Slow recovery following FTX collapse

Slow+recovery+following+FTX+collapse

Caroline Hendrix, Opinions Editor

How did we get here? Cryptocurrency pioneers saw an opportunity for assets that would be out of reach from the banking sector. In his love letter to crypto, creator Satoshi Nakamoto depicts Bitcoin as a trusted currency that would not be subject to the faulty decision-making of banks and financial institutions who had taken advantage of their vast access to credit in the past, and exacerbated boom and bust cycles.

However, trust in cryptocurrency is hanging on by a thread after the FTX collapse in late 2022. As we are still trying to repay FTX customers months later, it is important to consider whether that thread has been permanently severed or if it can be built up again. 

The New York Times reports that around $8 billion was lost from the FTX bankruptcy — $400 million has been found at JPMorgan Chase through FTX co-founder Sam Bankman-Fried’s investment in Modulo Capital and negotiations for the return of that money is underway.

Additionally, they cite billions tied up in customer accounts and companies. The New York Times notes that assets bought using customers’ FTX funds have been seized, and that funds Bankman-Fried had given to politicians are actively being sought after. The rebound from this collapse is only beginning as money is meticulously detangled from the web of faulty transactions undertaken by FTX. Where can we go from here?

If trust is supposed to be gained by freedom from banking institutions, then how will we regulate major crypto players going forward? BBC explained that Bankman-Fried stole billions of dollars from FTX customers for other investments and for financing within his other firm, Almeda. Banks are not the enemy here. Any institution or person in a position of power with trust from their customers can partake in questionable financing. Without adequate regulation, busts can occur in every corner of the financial universe. 

The New Yorker looks at the recent collapse as a way to create stronger regulation for digital currencies moving forward. The world of crypto assets is new and leading up to the crash, there was no doubt lax regulation due to not knowing exactly what needed to be restricted or overseen. But after an analysis of what went wrong within FTX, regulators can take major strides. For example, The New Yorker describes FTX as largely off-the-books, with employees using auto-deleting communicative platforms and a hazy record of transactions. Similar firms should be required to keep an adequate record of transactions, and the S.E.C, along with other regulatory agents, should ensure that these firms are acting accordingly. 

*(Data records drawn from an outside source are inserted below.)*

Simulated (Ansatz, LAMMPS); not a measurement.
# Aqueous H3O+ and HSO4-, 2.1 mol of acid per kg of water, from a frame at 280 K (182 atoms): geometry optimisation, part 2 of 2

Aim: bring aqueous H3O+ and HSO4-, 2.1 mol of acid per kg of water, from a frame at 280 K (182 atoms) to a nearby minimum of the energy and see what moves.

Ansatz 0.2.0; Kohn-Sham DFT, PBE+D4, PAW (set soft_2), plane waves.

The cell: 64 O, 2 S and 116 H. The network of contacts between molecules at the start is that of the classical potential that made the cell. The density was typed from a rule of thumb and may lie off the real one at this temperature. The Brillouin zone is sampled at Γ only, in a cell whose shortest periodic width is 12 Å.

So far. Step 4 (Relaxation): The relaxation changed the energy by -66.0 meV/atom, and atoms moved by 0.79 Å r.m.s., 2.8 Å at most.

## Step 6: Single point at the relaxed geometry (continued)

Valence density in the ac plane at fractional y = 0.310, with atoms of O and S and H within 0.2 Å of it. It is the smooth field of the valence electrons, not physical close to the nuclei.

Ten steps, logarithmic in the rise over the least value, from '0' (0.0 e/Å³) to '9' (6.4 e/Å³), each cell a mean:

Critics of crypto assets question whether crypto is able to create any value-added for the economy. Particularly, Economics professors Tomás N. Rotta & Edemilson Paraná argue that because cryptocurrency requires indirect labor from the energy that powers mining software and computers rather than direct labor, there is no new wealth to be generated from crypto assets. Moreover, the money that appears to be generated is actually capital that has been stripped from other sectors of the economy.

In addition to the necessary strides in regulatory processes surrounding digital currencies, it is imperative that we consider how to restructure crypto into something that can generate capital and foster economic development for all people rather than a select few with the power and resources.